All of the drag performers included in this article agree that they certainly wouldn’t fault any artist for taking this kind of work. (“I support queer people getting their bag however they want to get their bag,” says Hart.) But it’s also not that simple. “You also have to grapple with the moral aspect of it: Are you comfortable with [commercialism] being your art? Is the company practicing what they preach? What — besides using performers for advertising — are they doing for the community?” Hart asks.
“If corporations are willing to shell out money to the girls, I feel like they should take the money and run,” echoes Cexxx. But this increased prominence of sponsorships in the drag scene has led to a bigger shift: The newest generation of performers is starting to think of drag less as an art form and more as a career path.
“I get this more from the younger girls who have grown up watching Drag Race,’” says Cexxx. “They see [drag] as a springboard to becoming an influencer. Some girls really love the art of drag, and they want to do something that’s creative — but I think there’s a lot of girls who are in it to get a lot of followers. … They’re just trying to avoid having a regular job. They don’t care about the history of drag or the community.”

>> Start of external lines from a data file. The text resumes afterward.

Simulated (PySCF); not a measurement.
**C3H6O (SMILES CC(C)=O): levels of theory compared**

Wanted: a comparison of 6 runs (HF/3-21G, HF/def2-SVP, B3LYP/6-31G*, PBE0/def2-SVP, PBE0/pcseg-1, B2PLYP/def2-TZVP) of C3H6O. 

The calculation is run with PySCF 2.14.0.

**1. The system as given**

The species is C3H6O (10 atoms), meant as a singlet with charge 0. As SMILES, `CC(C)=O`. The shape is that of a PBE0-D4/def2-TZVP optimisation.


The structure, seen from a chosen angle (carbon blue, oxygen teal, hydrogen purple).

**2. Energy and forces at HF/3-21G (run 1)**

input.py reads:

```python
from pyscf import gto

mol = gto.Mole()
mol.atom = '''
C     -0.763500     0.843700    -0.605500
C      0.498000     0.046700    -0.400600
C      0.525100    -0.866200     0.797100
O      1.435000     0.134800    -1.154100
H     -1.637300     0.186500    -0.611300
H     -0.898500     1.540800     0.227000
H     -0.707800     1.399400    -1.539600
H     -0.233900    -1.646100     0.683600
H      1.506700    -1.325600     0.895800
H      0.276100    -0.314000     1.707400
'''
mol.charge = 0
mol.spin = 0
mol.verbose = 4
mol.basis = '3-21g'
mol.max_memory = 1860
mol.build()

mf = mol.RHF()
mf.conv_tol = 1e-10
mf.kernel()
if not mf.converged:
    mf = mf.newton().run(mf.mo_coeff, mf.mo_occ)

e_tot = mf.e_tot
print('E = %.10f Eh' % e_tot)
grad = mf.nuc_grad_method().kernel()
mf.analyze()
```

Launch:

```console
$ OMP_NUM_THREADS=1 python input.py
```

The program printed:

The result is a kind of chilling effect on the more counter-cultural or shock art aspects of drag: Because the up-and-comers are hyper-aware of what potential sponsors may or may not find appropriate, they’re less likely to engage in certain kids of radical, political speech — the kinds of speech drag pioneered.
“You have to make every decision calculated around what they want; to a certain extent they own who you are,” says Oso. “That becomes the end goal: to get these sponsorships. It’s no longer about honing your craft. It’s about being good enough that you have accessibility and brand recognition. It’s like they want us to be coming out of a factory, already market-tested and focus-grouped.”
“And a lot of the time, these more typical girls, they really do have a following,” says Oso. “But at the same time, I want to break whatever their audience thinks of drag, I want to shock them. I want them to see their pretty girls and have fun, but I want them to stay and watch the weird b*tch eating maggots on stage. Because that’s what drag is about.”
The situation as it stands now indicates that drag performers are at an important crossroads: Will they embrace the drag scene’s newfound appeal to corporations, or will they continue to use drag as a way to reject the norms of society? Because of the LGBTQ+ community’s systemic economic disadvantages, these sponsorships represent a new avenue for queer people to find success in a world so thoroughly rigged against us — but if the former avenue is embraced, perhaps drag will entirely lose the transgressive zeal that gave the art form power in the first place.